The Megaupload website was launched by German-Finnish Internet entrepreneur Kim Dotcom on March 21st, 2005. Despite its incorporation in Hong Kong, the company didn't operate in the region--presumably in order to evade law enforcement investigations--and beginning in 2009, Hong Kong-based IP addresses were banned from accessing the site. In the following years, Megaupload quickly emerged as one of the most visited and profitable cyber-lockers of all time. In 2007, Google Adsense terminated its relationship with Megaupload on the grounds of illegally hosting copyright-protected content, to which Dotcom responded by launching his own in-house advertising agency to collect even higher amounts of revenue from display ads on the site. From 2010 onward, access to the site was blocked by the authorities of several Asian and Middle Eastern countries, including Saudi Arabia, United Arab Emirates, Malaysia and India.

Shutdown

On January 19th, 2012, the founder of Megaupload, Kim Dotcom and three other Megaupload employees were arrested by U.S. officials in New Zealand and Megaupload was subsequently shut down by the U.S. government. They were accused of violating piracy laws, and some associations claimed that copyright holders collectively lost $500 million due to the site. The Motion Picture Association of America also claimed that a majority of content on the site was pirated. Before its shut down, the site released a statement saying these accusations were “grotesquely overblown.”[1]

Operation Megaupload

Angry at the shut down, the hacking collective Anonymous took revenge in the form of a massive DDoS attack dubbed Operation Megaupload. Within an hour of the indictment, the U.S. Justice Department homepage went offline. Members of Anonymous released a statement regarding the shutdown of Megaupload and launch of distributed denial-of-service attacks known as Operation Megaupload (#OpMegaupload) via Pastebin[2]:

We Anonymous are launching our largest attack ever on government and music industry sites. Lulz. The FBI didn’t think they would get away with this did they? They should have expected us.
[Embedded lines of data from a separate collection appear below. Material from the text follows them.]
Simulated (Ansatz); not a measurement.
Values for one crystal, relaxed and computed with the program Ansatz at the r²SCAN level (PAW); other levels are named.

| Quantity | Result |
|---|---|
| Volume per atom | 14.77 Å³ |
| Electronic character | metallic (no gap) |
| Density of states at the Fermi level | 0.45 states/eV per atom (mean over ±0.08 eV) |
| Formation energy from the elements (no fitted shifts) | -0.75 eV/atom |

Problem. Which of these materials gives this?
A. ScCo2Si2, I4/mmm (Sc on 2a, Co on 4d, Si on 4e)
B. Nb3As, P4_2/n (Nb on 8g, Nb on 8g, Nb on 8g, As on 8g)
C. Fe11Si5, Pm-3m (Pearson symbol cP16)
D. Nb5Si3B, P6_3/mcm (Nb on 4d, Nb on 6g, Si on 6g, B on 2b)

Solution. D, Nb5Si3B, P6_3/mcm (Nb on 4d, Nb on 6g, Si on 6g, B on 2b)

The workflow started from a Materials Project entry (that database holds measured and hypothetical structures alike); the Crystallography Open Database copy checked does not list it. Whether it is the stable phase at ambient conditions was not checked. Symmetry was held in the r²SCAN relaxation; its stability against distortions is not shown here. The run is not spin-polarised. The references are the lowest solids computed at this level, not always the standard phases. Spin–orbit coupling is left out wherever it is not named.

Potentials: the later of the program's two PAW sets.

Anonymous has also taken credit for the take down of the websites of the Motion Picture Association of America, Federal Bureau of Investigation, Universal Music Group, White House, Recording Industry Association of America, Warner Music Group, Broadcast Music Inc., the U.S. Copyright Office and the French copyright-enforcement agency HADOPI. This is the largest coordinated attack in Anonymous history, with "over 5,600 DDoS zealots blasting at once."[2][3]

Mega Launch

At 6:48 AM in New Zealand on January 20th, 2013, exactly one year to the minute after the government raided his home and shut down Megaupload, Kim Dotcom launched Mega[4], a cloud file sharing service with a heavy emphasis on encryption. That evening, he threw a wild party[6] celebrating the launch, during which he staged a faux FBI raid which turned into a choreographed dance number.

The launch, as well as its party, was covered on many sites including the Economist[10], Forbes[11] and Mashable[13], among others. Two days prior to the launch, Gizmodo[12] published a walkthrough of the site's services, noting that it enables the most private data exchanges of any site at the moment due to its user-controlled encryption (shown below). Upon login, it generates a secure decryption key for the user as well as collects information from the user's mouse movement and keystroke times to enforce security. Before something is uploaded, the files are encrypted so Mega would not have knowledge of what they files were while they are stored on their servers. Additionally, the files cannot be accessed without the generated decryption key given at signup. Also on the 18th, The Daily Dot[15] analyzed Mega's terms of service and pointed out that Mega is not responsible for any legal troubles or other liabilities if a user uploads pirated content.

During Mega's first live thirty minutes, the site saw so many registrations, it was temporarily knocked offline[9] and continued to move slowly throughout the next day.[14] There were more than 500,000 signups in 14 hours[7] and Mega officially broke one million registrations within 24 hours.[8] On January 21st, anti-piracy group StopFileLockers launched a campaign to stop the money flow to Mega by trying to terminate the PayPal accounts for people paying for Mega's service.